Wednesday, April 30, 2014
Blips: Defining Doorways
Author: Claire Hosking
Site: Claire Hosking
Some really interesting thoughts on how we define "games" from Claire Hosking this week. In a post on her Tumblr page titled "Threshold," she begins by comparing games formalism to art formalism, positing that instead of taking art's approach, that "art" is to a certain degree undefinable, in games, everyone has their own definition of what a game is. While this leads to a nonetheless fractured definition, at the very least it avoids art's elitist mindset of needing to be granted membership into a secret club before being allowed to "get" what art is. Though gaming's gatekeepers could end up similarly halting progress depending on how the lines end up being drawn.
Hosking goes on to then compare this existential debate in games to evolutions in architecture, which in many cases have blurred the lines between "inside" and "outside." In fact, these middleground spaces in architecture are evocative of a similar situation with games where perhaps a game isn't simply inside or outside of an exclusionary criteria, but something that contains various percentages of game-like structures among elements from film, drawing, or any other media. Some would even say this is inherent to games as hybrid structures or logic and expression.
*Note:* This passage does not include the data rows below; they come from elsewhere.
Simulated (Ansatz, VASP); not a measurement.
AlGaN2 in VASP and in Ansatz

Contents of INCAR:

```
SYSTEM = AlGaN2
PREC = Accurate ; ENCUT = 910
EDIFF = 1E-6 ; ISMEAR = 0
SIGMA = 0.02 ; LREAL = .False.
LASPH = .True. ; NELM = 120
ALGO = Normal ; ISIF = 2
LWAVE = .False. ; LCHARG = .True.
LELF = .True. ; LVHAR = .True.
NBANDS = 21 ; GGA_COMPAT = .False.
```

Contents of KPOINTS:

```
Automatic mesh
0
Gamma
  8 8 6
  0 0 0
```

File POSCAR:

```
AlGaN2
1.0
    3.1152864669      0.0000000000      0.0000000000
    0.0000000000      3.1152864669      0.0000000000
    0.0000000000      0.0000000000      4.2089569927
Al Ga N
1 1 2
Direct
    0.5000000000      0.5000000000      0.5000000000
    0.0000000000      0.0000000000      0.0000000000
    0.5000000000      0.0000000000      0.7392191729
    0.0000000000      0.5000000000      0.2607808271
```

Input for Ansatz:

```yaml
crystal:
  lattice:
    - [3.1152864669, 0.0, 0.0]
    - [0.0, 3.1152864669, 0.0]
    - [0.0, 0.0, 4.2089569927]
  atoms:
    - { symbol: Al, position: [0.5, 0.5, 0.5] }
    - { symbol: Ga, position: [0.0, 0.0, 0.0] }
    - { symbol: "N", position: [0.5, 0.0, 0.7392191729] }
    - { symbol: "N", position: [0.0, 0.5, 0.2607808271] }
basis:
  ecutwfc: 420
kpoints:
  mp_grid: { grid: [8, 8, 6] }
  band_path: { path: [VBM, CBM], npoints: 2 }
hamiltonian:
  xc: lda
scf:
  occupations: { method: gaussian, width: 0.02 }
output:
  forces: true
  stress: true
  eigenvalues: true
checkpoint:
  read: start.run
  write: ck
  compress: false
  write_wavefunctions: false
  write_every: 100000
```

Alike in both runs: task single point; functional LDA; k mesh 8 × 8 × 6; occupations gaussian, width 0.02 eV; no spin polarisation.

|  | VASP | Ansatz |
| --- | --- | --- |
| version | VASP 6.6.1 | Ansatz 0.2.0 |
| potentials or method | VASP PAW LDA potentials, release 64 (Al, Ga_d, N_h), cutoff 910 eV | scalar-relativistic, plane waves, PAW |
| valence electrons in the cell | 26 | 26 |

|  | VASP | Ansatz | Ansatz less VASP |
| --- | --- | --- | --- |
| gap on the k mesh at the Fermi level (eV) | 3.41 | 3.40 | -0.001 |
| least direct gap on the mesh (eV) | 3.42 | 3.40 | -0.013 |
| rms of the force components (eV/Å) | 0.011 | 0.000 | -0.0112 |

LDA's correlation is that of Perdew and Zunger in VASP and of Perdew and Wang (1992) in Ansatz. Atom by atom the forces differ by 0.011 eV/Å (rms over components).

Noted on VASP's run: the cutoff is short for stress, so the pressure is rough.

There are many more fascinating ideas in Hosking's full piece, including the consideration that maybe some of the fringe software that gets lumped into the ever-expanding definition of games should actually be thought of as some new category instead. As you might imagine, it's not a simple yes/no answer. My only criticism of Hosking's piece is that when she debunks games as a medium (a really interesting consideration) she's only speaking of video games, referencing the medium of code, instead of considering video games and physical games together. Perhaps physical games can be seen as programs too, just ones with different methods of enforcing rulesets. After reading Hosking's post, I'm extra eager to hear Charles Pratt's formalist defense Thursday at NYU Game Center.